Hacked Off Tackles British Press

hacked off

Britain is abandoning its free Press in favour of one controlled by Parliament. This is political revenge for a newspaper being given, and publishing, proof that many Members of Parliament cheated on their expenses, a continuing scandal.

The dirty work has been done for Parliament by a private enterprise called Hacked Off, a group of celebrities and self-promoters who only appreciate positive news coverage. Many have criminal convictions or have demonstrated gravely immoral behaviour, which was reported in the media.

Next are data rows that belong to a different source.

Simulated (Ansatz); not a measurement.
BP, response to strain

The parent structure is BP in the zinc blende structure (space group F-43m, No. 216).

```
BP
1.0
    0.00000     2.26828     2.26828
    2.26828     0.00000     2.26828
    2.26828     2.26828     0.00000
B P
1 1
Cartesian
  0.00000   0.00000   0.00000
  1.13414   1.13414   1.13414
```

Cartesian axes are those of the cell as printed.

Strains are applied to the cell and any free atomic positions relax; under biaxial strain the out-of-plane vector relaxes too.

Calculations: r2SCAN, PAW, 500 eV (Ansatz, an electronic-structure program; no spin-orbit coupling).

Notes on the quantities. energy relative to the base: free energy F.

British newspapers can be spectacularly poor at abiding by the formal principles of journalism, but must obey all existing laws, as we are seeing in the trial of Rebekah Brooks and others, formerly of The News of the World.

Hacked Off’s argument runs this way: although many of its members have individually received justice (and, in some cases, substantial payouts) over mishandling by the Press, that was somehow pot luck; the Press is out of control; therefore Government must take control of it.

Government organised a review of the media by Lord Leveson, who duly recommended Government control. Government let Hacked Off and other political parties draft the proposed new law. There is a way to go before Government shows starts fining newspapers the proposed massive sums that would force them to close.

Two interesting chapters in this story happened last week. First, Hacked Off ran an ad in support of government control of the press, listing in large print the names of a number of celebrities and self-promoters who want to end journalistic freedom.

Among those names were all the remaining members of Monty Python, the British comedy programme notable for being subversive. How did John Cleese, Terry Gilliam, Eric Idle, Terry Jones and Michael Palin come to think that the Press — admittedly owned by a ghastly bunch of crooks — should be managed by government, a different ghastly bunch of crooks?

Even Terry Gilliam, whose cinematic work is about the dangers of over-reaching governments, finds a free Press intolerable. The Pythons grew up when socialism was in force in Britain. Actors and politicos always flock together.

The Pythons have grown old. As the years passed, so has whatever flame burned in their hearts, to be replaced by cold calculation and absurdly inflated egos.

Maria Miller, the British Culture Secretary who will oversee the Press once the laws kick in, has been found guilty of cheating on her expenses, to the tune of about £40,000. Her staff reportedly threatened journalists looking into this ongoing theft by pointing out that she would be in charge of the Press once the new rules were in place, so perhaps they might like to mitigate their enthusiasm.

Last week, a secretive parliamentary committee over-ruled an independent arbiter and essentially let Mrs. Miller off. She doesn’t believe the Press can self-regulate, and now she has proved that Parliament cannot self-regulate.

RIP a free Press in Britain. Welcome back, Comrade Stalin. It’s as if you never went away.